A Long Way Home

A Long Way Home

By: Saroo Brierley / Narrated By: Vikas Adam

Length: 7 hrs and 28 mins

Not the most stellar writing in the world, but GOSH what a story!!!

I s’pose I can give author Saroo Brierley a pass on his writing skills as he’s a new author. Plus, does he know how to start a book or what?!?

A Long Way Home opens with him as a young man, in India, outside the home he last knew. It’s empty and vacant, and it’s oooooh soooo smaller and more shabby than he remembers. But where is his family? He shoulda known they’d be gone; it’s been years after all. Speaking to a woman trying to help him, a woman who speaks very broken English which helps as he’s pretty much forgotten Hindi, all he can do is repeat the names of his mother, his brothers, his sister, and point to himself and say his name, gesturing with a sheet of photos of him as a very little boy. Does she know where his family is? He’s back; he wants desperately to find his family.

Passersby join up and a man, hearing the names, tells Saroo to wait. He leaves, comes back, then tells Saroo to follow him: I will take you to see your mother. Now, decades later, Saroo will be reunited with a woman he’s never for a day forgotten.

And so we begin the story of Saroo’s journey, starting with his life in India, a life where he knew desperate poverty and where getting something to eat was a daily struggle. It wasn’t even a matter of getting enough to eat, it was an hourly, minute-by-minute, battle against ravenous hunger, a belly bloated, licking remnants out of empty and broken glass jars. His was a life of begging neighbors for any scraps they had left over from their meals, and as the family’s father left to take up with another wife, it’s been just his mother, two brothers, and little sister and him, making do in single room dirt floored homes.

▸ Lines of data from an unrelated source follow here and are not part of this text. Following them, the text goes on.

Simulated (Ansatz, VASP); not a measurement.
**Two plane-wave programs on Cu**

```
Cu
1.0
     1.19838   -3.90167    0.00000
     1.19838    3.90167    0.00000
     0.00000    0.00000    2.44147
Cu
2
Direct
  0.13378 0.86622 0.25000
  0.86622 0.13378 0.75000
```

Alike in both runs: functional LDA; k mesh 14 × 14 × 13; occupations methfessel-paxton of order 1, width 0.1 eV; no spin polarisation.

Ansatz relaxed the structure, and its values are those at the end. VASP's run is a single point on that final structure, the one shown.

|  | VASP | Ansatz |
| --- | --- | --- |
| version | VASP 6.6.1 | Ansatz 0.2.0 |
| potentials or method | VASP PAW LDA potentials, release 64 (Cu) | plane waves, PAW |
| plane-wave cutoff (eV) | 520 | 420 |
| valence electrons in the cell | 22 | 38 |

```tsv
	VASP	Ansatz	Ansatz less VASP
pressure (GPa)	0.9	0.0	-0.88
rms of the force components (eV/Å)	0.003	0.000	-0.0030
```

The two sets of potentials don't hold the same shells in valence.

But as searing as their poverty is, and as much as their mother had to spend pretty much all day, or days, at a worksite doing heavy labor as she was young and strong at the time, Saroo always felt a sense of family, of being close knit and loving. Though his brothers begin leaving the home to work at very young ages, they always came back, and though he himself was left alone, he loved caring for his baby sister.

Things go fatally awry when he decides he wants to journey with his brother on a train. They become separated and thus begins Saroo’s being completely and totally lost. At just five-years old, uneducated and with little vocabulary, he knows not where he’s from, neither does he even know his last name. He joins a MULTITUDE of children on the street, eating food remnants thrown on the ground at railway stations, riding and hiding out on trains, sleeping when he can, and narrowly missing the probable dire consequences of trusting the wrong people. Turning to the police for help isn’t an option because his experience with them was of his oldest brother spending time in jail for selling toothbrush/toothpaste sets at the railway stations (And child labor laws punish the child).

Soon, however, after surviving for soooo long, he’s picked up and taken to a home for wayward and criminal children. He survives brutality there but is later rescued and taken to an orphanage. There, after attempts to find his family (Think needle in a haystack), he’s adopted out to a loving couple from Tasmania who believe in creating family with children already on the planet and in need rather than in breeding their own. His life becomes one of plenty whereas it was previously one of sore lack, and initially he cannot fathom that it’s even possible to ask for more food and actually receive it. This is all a blessed surprise (Tho’ the dead cow in the fridge is a rather unfortunate surprise as well, coming from India as he does).

He is always open with his new mom and dad about his past and his memories, and as Saroo grows older, and as technology starts giving him the means, he begins a rather obsessive search for his hometown, for the family he left behind. It’s years of Google Earth, helped eventually by the advent of Facebook, before he spots a place, TOTAL needle in a haystack, that meets the requirements of memory. But will his family still be there? And will his adoptive family be okay?

Yes and yes (No spoilers), and trust me when I tell you that I felt a tear or two sting my eyes as the reunion plays out. Especially when Saroo learns of how the lives of his Indian family have played out. What happened to his older brother after their separation? And how did his other brother manage in the new dynamic? Will his beloved little sister remember him, she was so very young. And what about his mother? Surely she couldn’t keep up doing heavy labor as her body aged and life took its toll.

Compelling, compelling story even if the writing was a tad elementary. And Vikas Adam did an AWEsome job as he juggled an Indian boy grown into a Down Under man. There is much, much drama to be had in this story but in no way does Adam make it a tale of extremes and melodrama. The text speaks for itself, its sadness, its raw want, its visceral urgency. Adam is king of the understated in this without ever wandering near unenthusiastic. Great performance.

Turns out I have Lion by Saroo. Turns out it might be the exact same audiobook, also narrated by Adam. What can I tell you: One was a Daily Deal, and the other was a cheap via kindle/Whispersync purchase. But I wish I’d known, cuz who wants two of the same thing? I’ll have to give Lion a bit of a listen to make sure, kinda sorta hoping that they’re different enough to merit the listen. Cuz I came out of A Long Way Home wanting to know a bit more, especially of life post-reunion.

I have questions, many questions. And whereas I can fault this audiobook for not answering them, at the very least I can applaud it for making me care…!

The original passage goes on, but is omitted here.